Let's determine the deleted residual for the fourth data point — the red one. The value of the observed response is \(y_{4} \) = 2.1. The estimated regression equation for the data set containing just the first three points is:
\(\hat{y}_{(4)}=0.6+1.55x\)
making the predicted response when x = 10:
\(\hat{y}_{(4)}=0.6+1.55(10)=16.1\)
Therefore, the deleted residual for the red data point is:
\(d_4=2.1-16.1=-14\)
Is this a large deleted residual? Well, we can tell from the plot in this simple linear regression case that the red data point is clearly influential, and so this deleted residual must be considered large. But, in general, how large is large? Unfortunately, there's not a straightforward answer to that question. Deleted residuals depend on the units of measurement just as ordinary residuals do. We can solve this problem though by dividing each deleted residual by an estimate of its standard deviation. That's where "studentized deleted residuals" come into play.
Studentized deleted residuals (or externally studentized residuals)
A studentized deleted (or externally studentized) residual is:
\(t_i=\dfrac{d_i}{s(d_i)}=\dfrac{e_i}{\sqrt{MSE_{(i)}(1-h_{ii})}}\)
That is, a studentized deleted (or externally studentized) residual is just an (unstandardized) deleted residual divided by its estimated standard deviation (first formula). This turns out to be equivalent to the ordinary residual divided by a factor that includes the mean square error based on the estimated model with the \(i^{th}\) observation deleted, \(MSE_{ \left(i \right) }\), and the leverage, \(h_{ii} \) (second formula). Note that the only difference between the externally studentized residuals here and the internally studentized residuals considered in the previous section is that internally studentized residuals use the mean square error for the model based on all observations, while externally studentized residuals use the mean square error based on the estimated model with the \(i^{th}\) observation deleted, \(MSE_{ \left(i \right) }\).
Another formula for studentized deleted (or externally studentized) residuals allows them to be calculated using only the results for the model fit to all the observations:
\(t_i=r_i \left( \dfrac{n-p-1}{n-p-r_{i}^{2}}\right) ^{1/2},\)
where \(r_i\) is the \(i^{th}\) internally studentized residual, n = the number of observations, and p = the number of regression parameters including the intercept.
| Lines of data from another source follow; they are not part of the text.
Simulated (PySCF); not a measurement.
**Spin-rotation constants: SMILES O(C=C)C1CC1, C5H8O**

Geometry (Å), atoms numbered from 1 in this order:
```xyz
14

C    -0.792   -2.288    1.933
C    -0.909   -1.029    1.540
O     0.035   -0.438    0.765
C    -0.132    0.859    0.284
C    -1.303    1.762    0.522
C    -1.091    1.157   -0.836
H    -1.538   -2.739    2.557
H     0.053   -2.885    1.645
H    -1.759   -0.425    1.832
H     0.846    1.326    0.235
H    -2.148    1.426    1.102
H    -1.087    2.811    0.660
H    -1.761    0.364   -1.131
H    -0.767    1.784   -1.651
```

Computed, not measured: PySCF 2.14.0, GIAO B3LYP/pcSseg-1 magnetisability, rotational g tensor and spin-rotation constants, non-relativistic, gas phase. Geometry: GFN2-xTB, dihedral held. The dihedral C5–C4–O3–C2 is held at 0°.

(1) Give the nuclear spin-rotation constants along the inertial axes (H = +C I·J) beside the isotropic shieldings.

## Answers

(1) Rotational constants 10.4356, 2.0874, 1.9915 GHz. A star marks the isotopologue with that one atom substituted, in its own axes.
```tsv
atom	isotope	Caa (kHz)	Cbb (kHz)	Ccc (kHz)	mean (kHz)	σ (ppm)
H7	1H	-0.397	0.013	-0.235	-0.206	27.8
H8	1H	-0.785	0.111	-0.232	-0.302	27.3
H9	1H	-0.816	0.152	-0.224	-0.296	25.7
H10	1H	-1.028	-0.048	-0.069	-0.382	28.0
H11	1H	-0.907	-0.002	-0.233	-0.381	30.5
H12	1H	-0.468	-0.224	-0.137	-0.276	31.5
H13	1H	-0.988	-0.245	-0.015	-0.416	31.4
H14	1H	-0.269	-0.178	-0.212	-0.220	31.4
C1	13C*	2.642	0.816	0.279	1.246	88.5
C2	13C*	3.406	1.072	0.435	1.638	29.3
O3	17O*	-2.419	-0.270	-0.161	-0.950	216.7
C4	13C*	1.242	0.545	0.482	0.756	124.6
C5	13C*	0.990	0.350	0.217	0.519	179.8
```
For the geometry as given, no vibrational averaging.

In general, externally studentized residuals are going to be more effective for detecting outlying Y observations than internally studentized residuals. If an observation has an externally studentized residual that is larger than 3 (in absolute value) we can call it an outlier. (Recall from the previous section that some use the term "outlier" for an observation with an internally studentized residual that is larger than 3 in absolute value. To avoid any confusion, you should always clarify whether you're talking about internally or externally studentized residuals when designating an observation to be an outlier.)
Example 11-6
Let's return to our example with n = 4 data points (3 blue and 1 red):
Regressing y on x and requesting the studentized deleted (or externally studentized)) residuals (which Minitab simply calls "deleted residuals"), we obtain the following Minitab output:
x | y | RESI | TRES |
---|---|---|---|
1 | 2.1 | -1.59 | -1.7431 |
2 | 3.8 | 0.24 | 0.1217 |
3 | 5.2 | 1.77 | 1.6361 |
10 | 2.1 | -0.42 | -19.7990 |
As you can see, the studentized deleted residual ("TRES") for the red data point is \(t_4 = -19.7990\). Now we just have to decide if this is large enough to deem the data point influential. To do that we rely on the fact that, in general, studentized deleted residuals follow a t distribution with ((n-1)-p) degrees of freedom (which gives them yet another name: "deleted t residuals"). That is, all we need to do is compare the studentized deleted residuals to the t distribution with ((n-1)-p) degrees of freedom. If a data point's studentized deleted residual is extreme—that is, it sticks out like a sore thumb—then the data point is deemed influential.
Here, n = 4 and p = 2. Therefore, the t distribution has 4 - 1 - 2 = 1 degree of freedom. Looking at a plot of the t distribution with 1 degree of freedom:
we see that almost all of the t values for this distribution fall between -4 and 4. Three of the studentized deleted residuals — -1.7431, 0.1217, and, 1.6361 — are all reasonable values for this distribution. But, the studentized deleted residual for the fourth (red) data point — -19.799 — sticks out like a very sore thumb. It is "off the chart" so to speak. Based on studentized deleted residuals, the red data point is deemed influential.
Example 11-2 Revisited
Let's return to Example #2 (Influence2 data set):
Regressing y on x and requesting the studentized deleted residuals, we obtain the following Minitab output:
Row | x | y | RESI | SRES | TRES |
---|---|---|---|---|---|
1 | 0.10000 | -0.0716 | -3.5330 | -0.82635 | -0.81917 |
2 | 0.45401 | 4.1673 | -1.0773 | -0.24915 | -0.24291 |
3 | 1.09765 | 6.5703 | -1.9166 | -0.43544 | -0.42596 |
... | |||||
19 | 8.70156 | 46.5475 | -0.2429 | -0.05562 | -0.05414 |
20 | 9.16463 | 45.7762 | -3.3468 | -0.77680 | -0.76838 |
21 | 4.00000 | 40.0000 | 16.8930 | 3.68110 | 6.69013 |
For the sake of saving space, I intentionally only show the output for the first three and last three observations. Again, the studentized deleted residuals appear in the column labeled "TRES." Minitab reports that the studentized deleted residual for the red data point is \(t_{21} = 6.69013\).
Because n-1-p = 21-1-2 = 18, to determine if the red data point is influential, we compare the studentized deleted residual to a t distribution with 18 degrees of freedom:
The studentized deleted residual for the red data point (6.69013) sticks out like a sore thumb. Again, it is "off the chart." Based on studentized deleted residuals, the red data point in this example is deemed influential. Incidentally, recall that earlier in this lesson, we deemed the red data point not influential because it did not affect the estimated regression equation all that much. On the other hand, the red data point did substantially inflate the mean square error. Perhaps it is in this sense that one would want to treat the red data point as influential.